Big Sant is like the bizarro-world version of Big K.R.I.T. He’s stocky instead of lean, gifted with a gruff guttural shout rather than a sing-song rapping voice, and more than willing to indulge himself and not feel all twisted up about it the next day. Sant can be found Incredible Hulk-ing his way through a few of K.R.I.T.’s most immediate tracks: “Return of 4Eva” from K.R.I.T. Wuz Here, “Made a Lot” from Return Of 4Eva, and “Pull Up,” off Live From The Underground. Sant also appeared on “TCB,” from Jackie Chain’s After Hours, a track that appears on MFxOG, Sant’s decidedly one-note debut mixtape, as well.

Unlike K.R.I.T.’s wide-eyed, worker-bee mixtapes, MFxOG has two settings: Backed in a corner and kicking against the pricks, or solemnly whispering “victory” over all the bullshit that’s out there testing him. The tape runs back and forth between busting-through-the-wall-like-the-Kool Aid Man intro tracks, and emotive, last-lap album-enders. There’s no middling out, which gives it an unmatched urgency that few mixtapes have right now. K.R.I.T. provides only three beats to the tape, which speaks to Sant’s confidence as a solo rapper. “2 Much” and “Holdin’ My Nuts” are obviously the result of Krizzle behind the boards. But “Say That Shit” pounds four different directions and seems tailor-made for Sant. An EDM-ish synth buzzes, 808s karate-kick your ears, horror-movie piano hammers into your skull, and then there’s Sant, shouting the song’s threat of a hook, over and over again.
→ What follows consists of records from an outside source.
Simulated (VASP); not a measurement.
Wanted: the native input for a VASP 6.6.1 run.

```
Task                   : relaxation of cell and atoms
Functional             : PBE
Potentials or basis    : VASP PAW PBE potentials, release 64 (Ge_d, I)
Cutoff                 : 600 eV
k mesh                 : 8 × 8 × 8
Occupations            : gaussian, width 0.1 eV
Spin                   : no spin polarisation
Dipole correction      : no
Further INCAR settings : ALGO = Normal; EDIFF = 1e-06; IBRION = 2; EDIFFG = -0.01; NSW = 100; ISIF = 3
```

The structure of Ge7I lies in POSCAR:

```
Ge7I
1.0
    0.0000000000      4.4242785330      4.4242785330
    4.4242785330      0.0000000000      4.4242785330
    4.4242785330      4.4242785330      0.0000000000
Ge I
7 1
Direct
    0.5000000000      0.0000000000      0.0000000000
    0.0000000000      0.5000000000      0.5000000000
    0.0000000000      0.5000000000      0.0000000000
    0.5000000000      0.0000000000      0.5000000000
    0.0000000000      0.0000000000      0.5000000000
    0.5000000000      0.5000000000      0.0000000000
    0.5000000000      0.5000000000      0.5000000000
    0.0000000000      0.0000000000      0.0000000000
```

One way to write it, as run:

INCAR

But Sant counters “Say That Shit” with “Rap Nigga,” a thrilling, if unnecessarily embattled, posse cut about how the South gets no respect. It begins with some ding-dong whose voice I should probably recognize calling Atlanta “the wackest place in hip-hop.” It’s one of those minor-victory tracks, invigorated by anger about New York City condescension, but on the defensive, nevertheless. The orchestrated boom-bap track features fellow Mississippian Tito Lopez (best known for the almost-hit “Mama Proud”), North Carolinian King Mez — a sort of buzzing MC who, for the first time to my ears, actually stands out — and contrarian elder Phonte Coleman.

It’s a pissed-off posse cut that makes good on its “lyrical” promise. And unsurprisingly, much of its charm comes from the tension between often-relaxed Southern lyricists upping their energy and their never-get-old musical accents. A few songs later, there’s “Live,” which finds Sant getting introspective, doling out his thoughts about a dad he can’t talk to anymore, and a son who doesn’t see him enough. It’s backed-up by a DJ Premier-like melange of mostly East Coast rap snippets that makes it clear the regional bias is one-sided.

Ultimately, the tape makes a case for Big K.R.I.T.’s inclusive vision of conscious hip-hop. Like Kendrick Lamar’s Compton humanism on good kid m.A.A.d. city, which refuses to entirely place blame on street culture or Lamar’s fuck-up friends, but rather seems to celebrate them by giving them a voice, K.R.I.T. embraces Sant — a shouting, dick-suck pimp rapper who, when he feels like it, can be a sensitive street scholar and disarmingly regular guy. This binary-breaking collaboration is a rejection of the class biases so many “serious” MCs of the political persuasion seem to exhibit. It’s far more organic than when, say, Talib Kweli allowed Gucci Mane to rap with him on that one track that one time.

So, while K.R.I.T. remains a sort of hybrid model Pimp C — sincere but snarling, intellectual but sometimes idiotic — Big Sant is a stalwart throwback to the type of rapper that K.R.I.T. retrofits. MFxOG can stand on its own, but Sant’s sort of power contrasts this visceral tape with K.R.I.T.’s more searching releases. These guys need each other.